Hey folks- network engineer here, looking for some help reverse-engineering how this (really powerful) free service works. The site I am talking about is ipv4info.com and the unique ability it provides is a searchable database by keyword (for organization, contact, etc, etc) for even the most tiny of network allocations.
FIRST: If you suspect I am about to spam you to sell a service, please see the last line of the post and also read the content here carefully and judge for yourself; you can no longer pay for data from this site, and it seems to be moribund and not making any revenue off of any obvious advertising (though I guess the traffic rankings do boost the value- whatever...)
SECOND: If you still thinking I'm spamming you / advertising but you have some helpful technical answers for me about how it might work, feel free to send me a direct message if you don't feel comfortable potentially sending more traffic to this site
THIRD: If anyone is able to help me figure out how this works, I'm happy to put up a clone as a free service and open-source the tooling/backend- though the fact that it's shutting down and based in Russia makes me wonder if it is up to something that can be considered a "gray-area" ...

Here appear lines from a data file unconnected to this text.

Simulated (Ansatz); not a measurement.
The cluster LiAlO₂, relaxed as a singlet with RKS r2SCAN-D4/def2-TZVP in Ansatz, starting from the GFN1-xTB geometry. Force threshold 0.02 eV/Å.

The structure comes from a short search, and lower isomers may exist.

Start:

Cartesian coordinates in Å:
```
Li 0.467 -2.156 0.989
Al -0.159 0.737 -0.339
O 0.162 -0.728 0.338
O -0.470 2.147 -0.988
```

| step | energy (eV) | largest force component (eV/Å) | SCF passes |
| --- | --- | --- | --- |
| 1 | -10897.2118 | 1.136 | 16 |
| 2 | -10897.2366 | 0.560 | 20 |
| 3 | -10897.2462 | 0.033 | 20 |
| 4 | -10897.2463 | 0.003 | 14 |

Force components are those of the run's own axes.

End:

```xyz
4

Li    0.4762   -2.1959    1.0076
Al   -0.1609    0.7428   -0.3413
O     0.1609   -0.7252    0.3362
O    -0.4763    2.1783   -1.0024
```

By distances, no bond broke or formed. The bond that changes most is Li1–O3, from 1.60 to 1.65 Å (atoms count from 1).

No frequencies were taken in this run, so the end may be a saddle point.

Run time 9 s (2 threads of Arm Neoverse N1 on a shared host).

... back to the point. I am very aware of whois/rwhois. I pull down the latest rwhois raw database files from all of the RIRs (ARIN, APNIC, LACNIC, ...) every night over FTP, parse them out, and do some searching based on keywords for some organizations that I work on contract for to provide them data on their Internet assets when they need third-party verification of "inventory"
What I found at this specific site when I stumbled upon it just a few months ago (which is apparently defunct, not taking new customers, and starting to have stale data) is a bunch of /28, /29 and /30 CIDR blocks that can't be found via any paid or free service I've been able to find over the years. This includes searching via the individual RIRs themselves using their keyword search mechanisms as a I mentioned.
I'm wondering how the heck it is possible that they have this data in this keyword searchable format. I understand I can always rwhois an IP address and get back the fields that contain keywords that I am looking for (e.g. the name of a customer's business) but for that you obviously need to know the IP address first. So, chicken and egg. And I'm not going to try to actively whois every IP on the Internet and get banned from every rwhois service before I get .05% through. I figure even excluding RFC1918 addresses, there's just too much search space since you have to search within the larger blocks to discover these smaller ones. Brute force searching just doesn't seem feasible unless it's part of some hybrid approach
To be clear- I am not talking about a standard searchable ASN database site- these are a dime a dozen and I've been using them for years. I'm not even talking about the equally common sites/services that let you find smaller CIDR blocks, typically /25 and larger via keyword searches. None of these sites turn up the networks that this site finds.
Example: As an example of how this is different, go to the ARIN site and search for "Exxon" (AND NO, I AM NOT AFFILIATED WITH EXXON EITHER!)
Using ARINs keyword search, You'll be able to track down a handful of their network blocks, especially a few of their big ones. Great. Now go to the site I mentioned in the first paragraph and type "Exxon". The networks it returns is significantly longer and contains a relatively large amount of really small networks, down to /30. These obviously are not all Exxon corporate- but at least a few are probably small Exxon corporate remote sites, maybe egress points, out of band management for DR, or surveillance gear. They are not all just random little gas stations or loosely affiliated entities. I guess Exxon wasn't a great example, but still, it works to demonstrate the point.
Can anyone speculate as to how they are getting this data in such a way that it is searchable by keyword?
After talking to a few friends, some ideas came up about monitoring for route announcements passively, then performing some active rwhois queries, and then continuously updating via this basic approach. But none of us are quite sure if this is actually practical.
I'm not necessarily looking for an equivalent service/site (though I would be very interested if there were any) but I am very interested in figuring out how they do this as it would help me in my work quite a bit- these small networks are often not well known to the organizations that are responsible for them, and they end up being the source of an outage or a security incident eventually, so having them discoverable so easily is really significant.
Before jumping to any conclusions and telling me that this site/service provides no unique capability, please give it a shot with any large international corporation as an example- find a small block (maybe a /29) see if you can find it via a keyword search on ARIN's site or ARINs rwhois DB snapshot files (or any other RIR for that matter) and then do a whois on it to see that the data is in fact correct.
BTW- In case anyone suspects I'm advertising for the site, I'll point out that it seems to have been a pay service at one time but is no longer accepting payments/subscriptions. It also says that the domain is for sale. It seems to be based in Russia. I assure you I'm not based in Russia, nor am I trying to attract attention to a moribund site in Russia.